Precedence between pratt and non-pratt combinators #923

jimmycuadra · 2025-12-02T02:24:35Z

jimmycuadra
Dec 2, 2025

The language I'm working on has list and map literals that are both delimited by square brackets:

["a", "b", "c"] // list literal
["a": "apple", "b": "banana", "c": "carrot"] // map literal

The elements of list literals are arbitrary expressions. The elements of map literals are two arbitrary expressions separated by a colon. However, I would like to change this syntax to use equals signs instead of colons, because I plan to use colons exclusively for future type ascription syntax. So instead it should be:

["a" = "apple", "b" = "banana", "c" = "carrot"]
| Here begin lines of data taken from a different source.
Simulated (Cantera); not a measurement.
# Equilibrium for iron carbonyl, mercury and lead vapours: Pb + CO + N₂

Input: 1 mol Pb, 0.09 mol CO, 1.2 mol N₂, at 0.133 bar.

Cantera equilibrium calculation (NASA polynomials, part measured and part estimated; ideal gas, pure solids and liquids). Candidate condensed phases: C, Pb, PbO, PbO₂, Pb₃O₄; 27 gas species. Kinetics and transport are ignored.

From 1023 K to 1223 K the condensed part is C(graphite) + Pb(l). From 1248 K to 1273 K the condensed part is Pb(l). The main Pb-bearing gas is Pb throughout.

The problem with this is that expr = expr is parsed as a binary assignment operation (implemented with the pratt combinator), so my parser just sees this as a list of assignment expressions. I can associate a numeric precedence for assignment using pratt, but the parser for map literals is a non-pratt combinator that comes first, and I'm not sure how to specify the precedence here. Ideally, I would like the above form to be seen as a map literal, and if the user really wants a list of assignment expressions, they should have to disambiguate it with parentheses:

[("a" = "apple"), ("b" = "banana"), ("c" = "carrot")]

Any advice on how to structure this? Do I need to venture into context-sensitive parsing or is there a way to make it work just by specifying precedence rules somehow? I can show more real code if it would be helpful.

Thank you!

Answered by Zij-IT

Dec 2, 2025

This cannot be done with precedence because the operator for assigning will always instead be parsed as the operator for eq assuming that they have the same symbol, because they are both infix. This means that we will have to use context sensitive parsing.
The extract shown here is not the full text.